A look back at the Reserve that was

Published 12:00 am Friday, May 6, 2011

Editor’s Note: The following is a remembrance of Reserve – the way it used to be -in the middle of the last century. A blending of memories, it has no chronology of time, day or season.

Part 3 of 4

Cattle grazing on the Mississippi River levee often wander across the road onto private property. Reserve Community Club’s defense is an arched turnstile gate on the sidewalk and a cattle-guard (a depression with steel rate about five inches apart) in the roadway. A quick swing through the gate and I check out the baseball field on my left. The covered grandstand is empty today. Home field for Reserve’s semi-pro team and Leon Godchaux High’s team, local teenage boys also use it for pick-up games.

Between the ball field and the Clubhouse, gardeners are busy trimming shrubs and weeding rose beds along paths leading to the grandstand. The men are refinery employees, so it’s not surprising that some beds are freshly mulched with bagasse.

Getting closer to the swimming pool, I remember it’s Monday when the pool is closed for cleaning, so I meander on over to the Clubhouse. The Club is pretty quiet today, too. The upstairs Movie Theater only operates Tuesdays, Thursdays and Sundays. Without folks milling about, buying frozen Milky Way bars, ice cream and snacks from the concession area. Club Manager Percy Kelter seems rather bored. Sitting behind the counter on a high stool where he can keep his eye on everything, he’s intimidating to me, a non-member, so I retreat to the north side of the Clubhouse, to the white wooden building everyone calls “The Pavillion.”

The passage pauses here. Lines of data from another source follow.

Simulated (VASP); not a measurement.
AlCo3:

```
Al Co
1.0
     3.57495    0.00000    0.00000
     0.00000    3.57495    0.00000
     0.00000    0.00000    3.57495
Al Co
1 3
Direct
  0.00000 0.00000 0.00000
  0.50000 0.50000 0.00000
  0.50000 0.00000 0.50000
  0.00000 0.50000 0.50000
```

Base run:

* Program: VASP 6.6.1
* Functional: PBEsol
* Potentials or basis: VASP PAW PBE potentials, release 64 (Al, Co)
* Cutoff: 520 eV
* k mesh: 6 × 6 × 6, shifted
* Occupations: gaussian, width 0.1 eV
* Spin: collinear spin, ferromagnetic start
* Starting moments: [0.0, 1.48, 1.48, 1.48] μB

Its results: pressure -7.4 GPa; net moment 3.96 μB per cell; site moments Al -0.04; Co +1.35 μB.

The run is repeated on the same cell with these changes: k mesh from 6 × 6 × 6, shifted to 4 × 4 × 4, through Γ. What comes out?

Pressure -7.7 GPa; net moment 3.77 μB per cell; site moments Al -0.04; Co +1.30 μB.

The muiti-windowed hall is pretty much a community center: dances, beauty contests, elections are held here. Now smiling families are leaving; boys are towing red wagons and girls are hugging baby dolls. Inside, children are walking around the floor in a large circle. As a child reaches the bandstand, an adult drops an apple in the brown paper bag the child is carrying. Another adult drops an orange, and yet another puts a red net Santa Claus stocking filled with assorted candies in the child’s bag. Finally, each boy is handed a Lone Ranger cap pistol set, and each girl is given a nurse’s kit. Only a few children in the circle remain, awaiting their turn — so it appears Godchaux Sugars’ annual Christmas party for employees’ children is coming to an end.

As I leave the Pavillion a tantalizing aroma of frying hamburgers and sounds of a festive crowd are coming from the adjacent fairgrounds. The Fourth of July Fair, one of two fairs held annually (the other being Labor Day), has begun. In one of the concession Mr. Rose is frying hamburger patties. He is a jovial and good-natured man.

No doubt his jokes and laughter with workers and fair-goers help

sell hamburgers. Each night though, when the stand closes, Mr. Rose

quietly vanishes from the fairgrounds.

Nearby, prominently glistening on a low wooden platform, is a brand-new black 1945 Chevrolet sedan, the fair’s big raffle item this year. As I walk around to get a look at it from every angle, I hear random snippets of conversation.

“I wonder what it cost?”

“I heard $948,” someone answered.

“How could they get it, with the war and all?”

“I heard they ordered it a year ago.”

“Man, I’d like to win it,” said another.

“You can’t even drive!”

“I’ll learn in a hurry if I win!”

Reluctantly, I turn from the object of my fascination. Fair-goers, some boisteriously, are playing challenging games at wooden booths that line north and west sides of the fairgrounds. From the Pavillton I hear music and a female voice singing “Til the End of Time”— so I scoot over and peek in. Its Iris Boudreaux, elegant in a black strapless gown, at the microphone and Sidney Dufrene leading “The Gay Southerners,” very classy in summer tux of white jackets and black trousers. The floor is filled with couples slow-dancing to the popular song.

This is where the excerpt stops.